Sunday, Feb 22, 2026 | 04 Ramadan 1447
Sunday, Feb 22, 2026 | 04 Ramadan 1447
EDITORIAL: The banking sector’s voluntary decision to cut the markup on the Export Refinance Facility to 4.5 percent is a notable intervention, precisely because it was not compelled by regulation. At a time when banks are already absorbing massive government borrowing and operating under tight liquidity conditions, choosing to lower financing costs for exporters sends a signal of intent. It recognises that export recovery is central to economic stability. But it also exposes an uncomfortable truth: banks are once again compensating for a policy vacuum that properly belongs to the state.
Exports do not grow because credit is marginally cheaper. They grow when policy coherence, cost competitiveness and market access align. Financing plays a role, but it comes late in the chain, at the execution stage, once firms already have orders, inputs and predictable operating conditions. When banks are left to shoulder the visible burden of export support, it reflects how hollow the state’s export policy matrix has become.
That hollowness has been many, many years in the making. Exporters continue to operate under volatile energy pricing, fragmented tax administration, delayed refunds and shifting regulatory signals. Each budget promises export-led growth, yet the surrounding policy environment consistently undermines it. In that context, a voluntary rate cut under a capped refinance window can only go so far. It helps firms that are already banked, compliant and eligible. It does little for the broader export base that struggles with costs, uncertainty and weak incentives.
The imbalance is stark. Banks are deploying liquidity into the economy even as fiscal crowding out intensifies. Government borrowing absorbs vast sums, constraining the space for private credit. That the banking sector is still able to offer targeted relief under these conditions deserves acknowledgement. It reflects institutional resilience and a degree of alignment with national priorities. But resilience should not be mistaken for substitution. Export strategy cannot be outsourced to lenders.
This matters because export growth is no longer one policy objective among many. It is the make-or-break variable for a fragile economy facing chronic balance-of-payments stress. Without sustained export expansion, currency pressure returns, growth stalls and stabilisation cycles repeat. The state’s responsibility, therefore, is not merely to applaud financial relief measures, but to rebuild the policy scaffolding that allows such measures to work.
At present, that scaffolding is uneven. Incentives remain narrow and episodic. Industrial policy lacks direction. Trade facilitation reforms move slowly. The result is an export sector that relies excessively on a few products and markets, while struggling to move up the value chain. In this setting, cheaper credit risks becoming a palliative rather than a catalyst.

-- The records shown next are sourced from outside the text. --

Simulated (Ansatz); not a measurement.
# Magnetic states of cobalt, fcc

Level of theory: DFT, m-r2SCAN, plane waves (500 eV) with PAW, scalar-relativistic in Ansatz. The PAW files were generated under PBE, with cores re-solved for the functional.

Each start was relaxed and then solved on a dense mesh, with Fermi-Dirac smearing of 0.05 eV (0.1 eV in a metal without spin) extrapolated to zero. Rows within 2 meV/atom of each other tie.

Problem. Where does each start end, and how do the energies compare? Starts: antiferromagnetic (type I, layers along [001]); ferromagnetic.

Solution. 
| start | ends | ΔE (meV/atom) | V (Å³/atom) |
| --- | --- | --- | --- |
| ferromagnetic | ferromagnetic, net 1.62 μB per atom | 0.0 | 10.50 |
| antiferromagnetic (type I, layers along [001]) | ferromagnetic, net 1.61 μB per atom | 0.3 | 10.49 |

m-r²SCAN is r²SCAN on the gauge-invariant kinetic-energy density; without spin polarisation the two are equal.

There is also a question of scale. The ERF operates within a defined limit. It cannot substitute for economy-wide competitiveness. Export momentum requires predictable taxation, reliable energy supply, logistics efficiency and regulatory stability. These are state functions. When they falter, no amount of financial engineering can compensate for the structural drag.
None of this diminishes the value of the banks’ decision, of course. Voluntary action matters, especially when it reduces costs for exporters and signals confidence in recovery. It also highlights that parts of the economic system remain functional and responsive. But appreciation must be paired with clarity. Banks are intervening at the margins of a system whose core levers remain under state control.
The deeper concern is what this pattern implies. Each time banks, or any other sector, step forward to plug a gap left by policy inertia, it normalises the absence of strategy. Export growth becomes dependent on ad hoc relief rather than durable reform. Over time, this weakens accountability, as outcomes are judged by short-term support rather than long-term performance.
If export revival is truly the priority it is claimed to be, the state must reclaim its role. That means aligning energy, tax, and trade policies with export objectives, reducing uncertainty, and creating incentives that reward scale, diversification, and value addition. Only then can financial support translate into sustained gains. The banking sector has played its part. It should not be asked to play the state’s role as well.